No questions asked at new refuges for homeless youth

Vancouver Coastal Health has teamed up with B.C. Housing and non-profit partners to create a total of three homes to help young people transition off the streets.

Three homes in East Vancouver hope to help teens get off the streets

One of three new homes opening to support homeless and addicted youth in Vancouver. (Vancouver Coastal Health)

Eight years ago Katie Lentz was 17, homeless and addicted to drugs. The services she needed to get off the streets weren't available then, she says, but that may be changing.

Vancouver Coastal Health opened the first-of-its-kind no-barrier home for teens aged 15 to 19 in East Vancouver last month. Youth Haven offers a less structured environment than typical options for homeless teens — something that Lentz says is crucial.
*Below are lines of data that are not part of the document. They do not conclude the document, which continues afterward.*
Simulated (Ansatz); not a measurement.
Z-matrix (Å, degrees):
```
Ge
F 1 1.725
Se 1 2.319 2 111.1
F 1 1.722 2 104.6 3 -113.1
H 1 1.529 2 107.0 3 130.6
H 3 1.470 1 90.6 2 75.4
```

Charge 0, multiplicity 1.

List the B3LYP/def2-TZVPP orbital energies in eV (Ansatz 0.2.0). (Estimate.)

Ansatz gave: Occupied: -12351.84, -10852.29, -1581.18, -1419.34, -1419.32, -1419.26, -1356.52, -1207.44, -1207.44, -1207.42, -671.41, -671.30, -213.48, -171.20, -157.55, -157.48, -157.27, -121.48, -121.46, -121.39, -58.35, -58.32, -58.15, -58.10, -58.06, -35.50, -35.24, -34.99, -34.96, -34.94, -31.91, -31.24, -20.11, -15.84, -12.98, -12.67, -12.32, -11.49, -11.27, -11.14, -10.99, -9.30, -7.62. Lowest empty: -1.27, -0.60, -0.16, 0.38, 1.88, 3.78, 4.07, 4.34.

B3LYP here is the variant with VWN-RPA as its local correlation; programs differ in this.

"The ability to have some breathing room and to have the ability to come talk when we are ready, that is what I needed," Lentz says. 

"I needed to get to a place where I was broken enough and vulnerable enough that I was willing to reach out for help. I have never seen it work when someone is prying at someone for questions and answers."

Opening up to help slowly

"We have heard from youth they want a place to stay where they don't necessarily have to give their name or where they are from or their whole history," says Mary Dowdall with Vancouver Coastal Health. 

"It is really a place where they can come and relax and start to get to know us more and us get to know them more."

Dowdall says there are no questions asked and pets are allowed. She says youth can stay anywhere from an hour to 30 nights and come by to have a shower, eat dinner or just get some sleep. She says a nurse, an elder and a counsellor are all available to talk to.

Homeless teens will be able to bring their pets into new temporary housing being offered by Vancouver Coastal Health and its partners. (Vancouver Coastal Health)

"[The] goal is to catch youth at the right time when [they're] contemplative, when saying this isn't working for me anymore, this life isn't working. I am struggling with addiction and I need help now," says Dowdal.

"We want to be able to say, 'OK here it is,' as opposed to: 'You can't get into a program because there is a one-week wait list.' "

Lentz, who was able to get off drugs at 19, says that's a key to recovery.

"I see kids I went to school with who are on Main and Hastings now who were passed around in the foster care system," Lentz says.

"If they had had access to low-barrier, low-income housing when they were going through the early stages of all this and instead of being in foster homes and places that weren't working for them, this would have really made a difference."

And Lentz says the issue has never been more urgent.

"I was pretty lucky. I narrowly avoided the beginning of the fentanyl crisis and got clean," Lentz says.

Two additional homes will also be available

Once teens have been to Youth Haven and gone to treatment, two other homes with a total of 10 beds will be there to support them.

Vancouver Coastal Health worked with B.C. Housing to secure the homes that with be run by the Pacific Community Resources Society.

Teens can stay for up to three months and have support for addictions and mental health issues before moving to more stable housing.

"Historically, if someone had an addictions issue that they wanted to get treatment for, but had an untreated mental health issue, then the addictions resource wouldn't take them in and vice versa," says Debbie Anderson Eng the director of youth services with PCRS. 

"Often people fell through the cracks because they had both issues going on."